Time to prepare for migration

The coalition of five cheetah males in the Maasai Mara. PHOTO| RUPI MANGAT

What you need to know:

  • Maasai Mara is home to quite possibly the highest density of lions in the world.
  • The long rains have caused mayhem with broken bridges and bad roads; flying would be a better option.
  • We are also possibly seeing the end of the wildebeest migration from the Loita plains into the Mara.

Rain clouds hurtle down the escarpment to fill the deep valley. Everything is shrouded in white. We are looking over the famous Great Rift Valley, filled with volcanic mountains like Longonot that for now is invisible. We have to drive across the valley to reach our destination – the famous Maasai Mara.

I’m excited because it’s the season of the long rains. The Mara is an ocean of tall grasses, preparing for the annual migration of the wildebeest from neighbouring Serengeti that will fill the plains and herald the time of bounty.

For now it’s only the residents like the five cheetah brothers (the largest coalition of cheetahs ever seen in the Mara) enjoying the quiet.

According to the Mara-Meru Cheetah project, these cheetahs appeared in the Maasai Mara National Reserve at the start of 2017. Sprawled on the ground enjoying the late afternoon sun after the rain, the spotted felines stretch and lounge, completely oblivious to the people watching them. Theories abound about them being together.

Is it a survival strategy for more successful hunts to bring down the bigger prey like the wildebeest or is it because they are facing too much competition from the bigger cats like lions and leopards?

It’s exciting to follow researchers bringing out the latest – and involving everyone in it. You can post your cheetah pictures for identifications to Mara-Meru Cheetah Project on www.marameru.org.

A tide of dark grey shapes reveals a buffalo herd grazing with some seated in the long grass that’s dotted with the ubiquitous tree of the Mara, the Balanites aegyptiaca, or the desert date, that gives the other half of the wildlife country its name (Mara meaning ‘spotted’). From above, the trees look like spots on the grassland.

Scanning the grasses for more, it’s just the pointed tips of the buffalo horns showing.

A tree-clad valley stretches into the plains below with the Siria escarpment in the far extreme of the reserve and a lone Tawny eagle watches the plains from its vantage point up a tree. Its gaze falls directly on the tall tawny grasses and suddenly what everyone wants to see in the Mara – a handsome black-manned lion stands – but only for a few minutes to vanish again in the grass.

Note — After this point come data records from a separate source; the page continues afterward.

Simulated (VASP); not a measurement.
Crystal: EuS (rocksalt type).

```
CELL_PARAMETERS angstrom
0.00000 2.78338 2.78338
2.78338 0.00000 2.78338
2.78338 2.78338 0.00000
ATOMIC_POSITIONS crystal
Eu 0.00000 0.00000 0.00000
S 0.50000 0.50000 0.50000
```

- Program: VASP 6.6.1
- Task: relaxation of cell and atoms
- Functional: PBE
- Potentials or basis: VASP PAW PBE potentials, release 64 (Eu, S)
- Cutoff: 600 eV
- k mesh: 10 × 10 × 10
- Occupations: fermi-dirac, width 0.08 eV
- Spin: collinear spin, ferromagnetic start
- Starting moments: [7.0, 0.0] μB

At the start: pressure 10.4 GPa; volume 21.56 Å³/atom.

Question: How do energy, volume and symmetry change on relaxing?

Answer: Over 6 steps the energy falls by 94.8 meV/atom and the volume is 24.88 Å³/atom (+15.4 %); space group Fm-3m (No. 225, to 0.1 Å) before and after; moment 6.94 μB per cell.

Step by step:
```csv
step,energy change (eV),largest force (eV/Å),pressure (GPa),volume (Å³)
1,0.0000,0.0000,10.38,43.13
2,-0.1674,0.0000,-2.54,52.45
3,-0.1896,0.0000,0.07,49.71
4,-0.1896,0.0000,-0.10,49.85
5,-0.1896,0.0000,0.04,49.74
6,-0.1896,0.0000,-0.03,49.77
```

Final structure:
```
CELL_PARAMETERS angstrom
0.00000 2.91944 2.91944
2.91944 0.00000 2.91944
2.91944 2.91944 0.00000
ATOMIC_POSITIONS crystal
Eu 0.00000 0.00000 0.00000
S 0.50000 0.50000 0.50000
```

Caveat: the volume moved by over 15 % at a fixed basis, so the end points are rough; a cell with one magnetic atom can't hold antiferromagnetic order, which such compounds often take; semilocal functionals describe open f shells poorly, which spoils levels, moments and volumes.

According to the Mara Lion Project, despite enormous pressures, the Maasai Mara is home to quite possibly the highest density of lions in the world. At 15 lions per 100 square kilometres, even the shortest visit to the Mara will guarantee a lion sighting.

Everything is silent in the early morn with just me and my coffee sitting on the porch of my tented abode. The stream flows through the woodland etched along its banks. It’s the sharp crack of a branch that signals another being.

It’s followed by a trumpeting elephant. All I can see are the bushes moving but not the elephant hidden from view.

And then, suddenly a dikdik darts from the woods past my tent and stops, its nose twitching and little legs shifting. It stares at me and I stare back. It was probably expecting no one around. It darts back into the woods.

Five minutes later it’s back again and we stare at each other again.

Red wild lilies dot the tawny grasses. The rivers are full – the Mara, Talek and Sand. The long rains have given respite to the land and the wildlife but outside it’s mayhem with broken bridges and roads so bad that flying would be a better option.

Leaving the reserve, the Maasai have now fenced their land as land ownership changes from communal to private. It’s bringing concern, with lions sometimes straying into the fenced plots.

At the same time, we’re also possibly seeing the end of the wildebeest migration from the Loita plains into the Mara. The changes in one life-time are phenomenal.

Narok that was a tiny outpost of a handful of dukas is now a metropolis with shopping malls complete with Maasai men and women in traditional red shuka and beaded finery mixing in with modern shoppers. The standard gauge railway is fast being constructed with bridges and signs in Chinese and bridge where the plains were until recently filled with gazelles and giraffes.